Leah Hamer || July 13th
On Thursday morning, I stepped into wonderland. Outside I waited by garage doors, peering through misty windows to see dark silhouettes and no sign of life, until a jolly woman with flecks of flour on her cheeks, hair pulled back, and sleeves rolled up, greeted me with a motherly hug and a glowing smile. This was my first encounter with the woman that is fighting against the odds to make our home a better, safer, and happier place, Susan Clarke.
Our morning begins with a brief tour of B-Arts, her gigantic workspace that is an art gallery, theatre, workshop and bakery all in one refurbished warehouse. Enormous papier Mache creatures, splatters of paint, layers of boxes and crates hidden with treasures- my brain did not have the capacity to understand it all at seven in the morning. A benefit of my sunrise interview, however, was witnessing the baking in action at Bread In Common. Susan gets her hands into a batch of all natural focaccia, I rest my elbows on the counter and listen to her soothing voice.
B-Arts began as a contemporary circus that struck down the barriers of performance and restrictions of work and education, bringing the theatre to the street. ‘It was about a notion of playfulness and imagining the world to be different.’ Amongst her many achievements since creating B-Arts over thirty years ago, Susan is now focusing her attention on Stoke-On-Trent’s bid for the UK City of Culture 2021.

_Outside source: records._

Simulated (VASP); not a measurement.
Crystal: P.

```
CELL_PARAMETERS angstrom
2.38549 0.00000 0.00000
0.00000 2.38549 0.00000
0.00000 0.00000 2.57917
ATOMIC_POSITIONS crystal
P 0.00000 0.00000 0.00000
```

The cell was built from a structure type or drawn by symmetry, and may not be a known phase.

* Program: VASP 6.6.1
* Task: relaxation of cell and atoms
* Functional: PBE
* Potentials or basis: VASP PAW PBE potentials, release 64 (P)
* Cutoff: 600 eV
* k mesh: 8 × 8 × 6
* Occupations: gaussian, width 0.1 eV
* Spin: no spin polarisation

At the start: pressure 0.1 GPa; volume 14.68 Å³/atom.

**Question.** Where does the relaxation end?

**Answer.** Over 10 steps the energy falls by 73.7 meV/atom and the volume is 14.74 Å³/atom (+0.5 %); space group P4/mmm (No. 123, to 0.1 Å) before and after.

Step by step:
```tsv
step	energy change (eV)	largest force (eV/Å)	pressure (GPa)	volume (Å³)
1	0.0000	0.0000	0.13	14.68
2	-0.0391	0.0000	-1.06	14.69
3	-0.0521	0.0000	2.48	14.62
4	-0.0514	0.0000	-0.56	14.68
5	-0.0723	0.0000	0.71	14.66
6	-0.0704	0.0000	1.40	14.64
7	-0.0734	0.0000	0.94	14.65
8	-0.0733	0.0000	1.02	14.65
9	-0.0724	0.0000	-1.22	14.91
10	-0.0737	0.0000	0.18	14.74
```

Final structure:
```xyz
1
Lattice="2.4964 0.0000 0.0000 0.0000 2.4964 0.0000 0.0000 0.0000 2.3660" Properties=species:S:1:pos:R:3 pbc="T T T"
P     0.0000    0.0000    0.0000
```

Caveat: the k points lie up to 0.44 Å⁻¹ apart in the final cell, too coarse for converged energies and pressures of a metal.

Imagination is a quality that Susan has in an abundance. The idea to back the bid was formed amongst her and a group of like-minded souls several years ago. ‘We always think of crazy things we can do- and one time we thought of getting Stoke to be the European City of Culture. And we were like nahh, never going to happen. Then we thought how about the UK City of Culture…and here we are.’
As someone who begun her life with the arts in 1985, Susan has watched this city undergo an enormous transformation. B-Arts was the first of its kind in our area, as most individuals clung tightly to our heritage and tradition when choosing their career path- pottery. As our industry has declined over the years, Susan has witnessed a struggle of identity amongst our locals. ‘I think people suffered from low level anxiety. They are tired…but people just want to be happy and anyone is capable of overcoming anything.’
There is an unwelcomed sense of negativity surrounding Stoke from the outside. I laugh with Susan that according to vicious stereotypes, as a twenty-year-old female, living in a council house in a fairly rough estate, I should have given birth to at least three children by now and I should be raking in the benefits. ‘There’s so much othering from the outside and it means that a lot of young people feel the need to move away to places like Manchester.’
At times it can feel like there is a long way to go in order for Stoke to be positively recognised on the map. ‘I think we have buttons to reset…We don’t have Air B’n’B, we don’t have Uber, we don’t have a film festival. Why can’t we? How can we accelerate towards that?’
Yet this city has grown tremendously within recent years, with a revival of independent shops, cafes, and restaurants like Hounds, Pilgrims Pit, Tsp and Klay, our thriving music scene supported by venues like The Exchange and The Sugarmill, recording studios like Riff Factory and Field Street and businesses like The Sound Savage, and our expanding arts scene with B-Arts leading the way. ‘You can feel the buzz.’
It is time for Stoke to become the city that others envy, it is time for people across the UK to hear about the incredible opportunities that we have in these six towns, it is time for other people to say ‘Stoke have one of those, why don’t we?’, ‘Stoke has done this, why haven’t we?’ The time is very much now. ‘We have never had a supporting regime behind us until now. We have given the council a story to stand behind. We need to focus and get ourselves together and get behind it.’
Winning the bid, is not just a title, but a key road to success that will lead to different investments that can regenerate our economy. Improvements in our transportation, our hotels, our signage and funding for our arts are all aspects that this can entail in 2021. Yet for Susan it is more important for us to picture where we see ourselves after 2021, ‘Think of where you want to be after the bid and then do it.’
Talking to Susan that morning was utterly inspirational. I left the bakery filled with an untameable sense of possibility and pride in my home. ‘I want people to feel unstoppable…If you imagine yourself extraordinary, you will be.’
This is the mantra that rests behind our UK City of Culture bid. Believe that Stoke is an extraordinary place, and we will be unstoppable.